Did you have more songs to choose from that weren’t used?
We always write at least 20 songs. And you always find that you think, ‘this one is really gonna work and you listen back to it and you go you know what I don’t think this works. And then a song comes along out of nowhere and it works perfectly.
Big Boots is good fun and I love the piano on it.
It’s Bob Ezrin – he’s always our go to keyboard player and he does a lot of singing on the album also. Bob’s an all purpose guy, he can play guitar, he can sing, he can arrange, he can do the whole thing. The idea about the song is everyone thinks it’s about big boobs, but boots is even funnier.
I think that Baby Please Don’t Go is your best ballad in a long time.
That’s the one song that is not overblown. I know guys that live on the road. The truck driver will go from our tour to the next tour and I don’t think he ever gets home. So I said lets make that guy so he lives in this truck, he is the God of this truck – that’s his world. Now with Baby Please Don’t Go I said here’s that one moment (which every single guy or girl has gone through) where it’s that morning where you have to leave for the tour and you’re gonna be gone for four months. And even though you and your lover or your wife knows that that has to happen you get right to the door and she goes, ‘baby please don’t go.’ It breaks your heart knowing that you have to go. I wanted that feel on there and it’s probably what I would call the only really human song on there.

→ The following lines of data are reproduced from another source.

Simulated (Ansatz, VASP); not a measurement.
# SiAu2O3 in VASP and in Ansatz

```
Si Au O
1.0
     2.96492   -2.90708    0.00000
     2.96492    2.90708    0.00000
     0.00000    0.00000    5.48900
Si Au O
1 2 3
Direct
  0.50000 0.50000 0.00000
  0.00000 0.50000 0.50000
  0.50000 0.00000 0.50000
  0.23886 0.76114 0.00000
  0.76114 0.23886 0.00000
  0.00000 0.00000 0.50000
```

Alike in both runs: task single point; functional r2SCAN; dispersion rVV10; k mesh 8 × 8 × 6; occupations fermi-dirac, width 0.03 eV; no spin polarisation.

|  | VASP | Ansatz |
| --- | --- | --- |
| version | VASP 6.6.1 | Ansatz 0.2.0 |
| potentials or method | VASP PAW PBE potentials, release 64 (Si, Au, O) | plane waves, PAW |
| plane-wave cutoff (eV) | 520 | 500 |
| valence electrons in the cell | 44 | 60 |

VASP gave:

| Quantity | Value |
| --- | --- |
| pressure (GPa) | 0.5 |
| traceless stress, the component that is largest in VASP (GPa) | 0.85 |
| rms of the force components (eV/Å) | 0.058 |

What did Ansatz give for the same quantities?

That was a co-write with Keith Nelson of Buckcherry. He also co-wrote Go Away.
We’ve worked with him before. He’s great, we went to their studio and started writing. That’s another thing that happens to almost every band back in the 60s, 70s and 80s – there were a lot of one night stands. Then there’s that one girl that doesn’t get it. You go OK we both kind of know that I’m leaving tomorrow and she won’t have that. She decides that she is now a part of you. Now I never had that happen to me to be honest with you, but everybody else I know it has happened to. I said, that’s a funny idea for a song. This guy is going, ‘can’t you just go away?’ You know, I could shoot myself into outer space and somehow you would be there!

100 More Miles has a really fabulous kind of spectral introduction.
Chuck Garric, our bass player, wrote that song. I told him, ‘why is it that when you’re going home after a long tour the last hundred miles seems to last forever. You know, a hundred miles feels like 500 miles because you just can’t get there. That’s what we were going for on that.
Choosing which, and how many, of these songs for the live set is going to be difficult.
You know the hardest thing about my whole show is the setlist because there’s thirty albums and you want to please everybody, but you know you have to play the hits. So you’ve already got like ten songs you have to do. Then there’s another five songs that are theatrical hits with the guillotine and the straitjacket. So you don’t have much room to add one or two or three new songs. I think that I’m Alice has got to open the show, Big Boots I think will be in too. I always allow the band to come up with any ideas for songs for the show. They’re not afraid to come to me and say, ‘you know what that song doesn’t fit the show right there’. And I’ll go, ‘OK let’s switch it around then’. Nothing’s written in stone until it’s absolutely correct on stage. Ryan Roxie and Chuck Garric are the two that have been with me the longest. Roxie I think is just one of those guys that is such a glam guitar player. At the same time he can play anything. The guy is such a strong guitar player and brings a lot to the stage. When I put him together with Nita, whose a total shredder, it’s a really good combination.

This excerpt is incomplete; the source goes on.